Russel Crowe is my favorite actor named after a misspelled bird but Ethan Hawke is a close second
If you see a “lost & found” box in the proctologist’s office keep walking.
Carol got out of the car with a box of donuts, so helped her carry them in, who said chivalry is dead.
JOHN MAYER: i wanna run through the halls of my high school
ME: i do not relate
JOHN MAYER: i wanna scream at the top of my lungs
ME: [nodding] ok now we’re talking
When someone cries, “No one gets me”
I immediately snatch them and put them in my trunk and yell, “I got you”!

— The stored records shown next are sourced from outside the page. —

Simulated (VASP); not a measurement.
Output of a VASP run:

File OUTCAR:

WIFE: can you put the baby to sleep
ME: *trying to get the baby in a chokehold* his head’s too small it’s not working
My kids made a mess this morning pretending to be leprechauns. They don’t know it yet, but after school they get to pretend to be janitors.
Oh, you asked if I had a perfect BEACH body. Now I see why you were confused when I said “Yes, I’m round, ripe & covered in fuzz.”
My mailman says all the letters he gives me are sent by “forces beyond [his] control” and it’s not up to him whether they contain good news or bad news… literally doing the ~~I’m just a messenger~~ thing in 2021 like I’m a clueless little child
If you were thinking of having kids, just know my 5 yr old daughter is upset and crying because her 3 yr old sister likes the same color as her.
Wife: Hey can you-
Me: Shhh. I’m in another stupid useless frigging Zoom meeting.
Boss: Okay just a reminder to put yourselves on mute.
[creating man]
GOD: They need air to live
ANGEL: Done
G: And food
A: Ok
G: Use the same hole for air and food so they die sometimes
A: wtf?
her: this is the worst date EVER
me: ugh. i told you not to eat the pit
PHYSICIAN: some truly wonderful news
CURED HAM: thank you so much doctor
Dogs have a tendency to bark just to hear themselves bark. Reminds me of some people I know.
This day in history. 1701. Maryland legalized divorce in cases where the wife displeased their clergyman. What kind of kinky cult was that?
I fell in love with a female electrician.
…She was a real live wire and i took her ohm with me.
Dad: People overcome adversity all the time. Look at Beethoven. They told him he was deaf, but did he listen?
Me: *never blinks again*
I never finish anything. I have a black belt in partial arts.
My son told me he came downstairs after we tucked him in last night and he heard “gorilla sounds” coming from our bedroom. I never thought we’d have ‘the talk’ this soon, but I sat him down and told him about irritable bowel syndrome.
Remember kids, if you’re driving in the snow and start skidding, turn into the direction of the cheapest car.